“What no wife of a writer can understand is that a writer is working when he’s staring out the window.” ~ Burton Rascoe, American journalist, editor, literary critic
I don’t stare out my window so much, but I do stare off my deck. And hubby doesn’t understand.
This morning, 6:15, the birds are waking. One is calling Jeremy-Jeremy-Jeremy-Jeremy, another answers Spritz-Spritz-Spritz-Spritz-Spritz.
From my vantage point I face a corner of the deck. Nandina bushes with their clusters of grape-like berries, and a mimosa tree with its frond-like leaves border the railing. All are covered in dew and glisten as the sun finally touches the top of the trees.
I watch a fog rise with the sun’s warming. It adds an ethereal quality to my side yard, the farthest branches of the bushes and the woods beyond. Woods shrouded in a thin veil of mist glow white.
The sun lifts further, breaks through the fog, and hits the back yard in splotches of yellow-green. I hear the pattern of bird calls, always four for Jeremy and five for Spritz. The dew beads roll off frond tips and the curves of berries, drop like rain in a syncopated beat. The warmer the air, the faster the beads roll. I watch them fall, their tracks shimmer in the sun, look like strands of silk.

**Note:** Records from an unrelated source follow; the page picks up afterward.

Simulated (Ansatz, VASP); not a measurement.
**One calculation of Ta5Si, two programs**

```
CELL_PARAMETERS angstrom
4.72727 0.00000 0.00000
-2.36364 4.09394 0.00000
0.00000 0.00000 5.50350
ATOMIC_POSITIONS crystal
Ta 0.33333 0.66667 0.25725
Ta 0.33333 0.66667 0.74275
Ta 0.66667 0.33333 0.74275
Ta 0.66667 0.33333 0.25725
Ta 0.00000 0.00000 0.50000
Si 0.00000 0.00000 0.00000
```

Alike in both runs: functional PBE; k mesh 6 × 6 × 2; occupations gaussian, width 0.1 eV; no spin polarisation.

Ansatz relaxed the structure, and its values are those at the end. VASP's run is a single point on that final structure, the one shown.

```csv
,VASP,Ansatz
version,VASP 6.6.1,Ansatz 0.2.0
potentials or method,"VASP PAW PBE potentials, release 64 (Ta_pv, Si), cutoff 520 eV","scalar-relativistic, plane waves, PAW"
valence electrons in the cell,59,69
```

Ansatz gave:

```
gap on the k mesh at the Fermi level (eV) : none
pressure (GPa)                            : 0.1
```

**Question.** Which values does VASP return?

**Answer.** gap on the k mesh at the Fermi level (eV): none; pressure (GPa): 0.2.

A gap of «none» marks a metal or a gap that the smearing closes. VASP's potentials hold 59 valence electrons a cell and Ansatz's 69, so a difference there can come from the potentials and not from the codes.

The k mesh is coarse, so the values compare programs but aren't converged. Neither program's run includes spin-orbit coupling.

I look to my left and I’m surprised to see what the rays reveal – a large, perfectly spun web connecting a nandina to the deck. The circular strands are scalloped evenly, hanging from the weight of dew.So where does all this staring lead a writer?
If I were a children’s author, Jeremy and Spritz would be making all kinds of plans for the day ahead! But I’m not so I’m focused on the patterns. I think of all the patterns in nature, how everything is created in an order. Once I see patterns, it’s a challenge not to see them and I search for them. That curiosity extends to those in human nature too.
I just now realize yellow-green is the color of sun hitting grass and leaves!
I listen to pseudo raindrops and they remind me of the cartoons I watched growing up – the good ones :-). Raindrops were paired with notes of classical music. It wasn’t until years later I read this was done to introduce children to classical music and the ballet. Is that still being done? Do our children miss out on something if it’s not? I imagine I’m not the only one who first heard 1812 Overture on a cartoon and not played by a symphony.
The web looks like an oval Victorian mirror, so beautiful and I try to come up with a description that isn’t such a cliche. As the dew falls and dissipates, and the nandina branches lighten and rise, what will happen to the web? Will it stretch or will it break? I think of the spider’s diligence and perseverance making the web during the night. (It’s always at night isn’t it? Then we walk into them in the morning when we don’t know they’re there – Yuck!)
The web becomes a metaphor for so many things: fragile beauty; how even our best efforts can be undone by things out of our control; how we sometimes have to stretch when outside forces pull, sometimes we break; perseverance, diligence and hope.
Then writers spin the observations into words and weave them into poetry and prose – the rest of our work.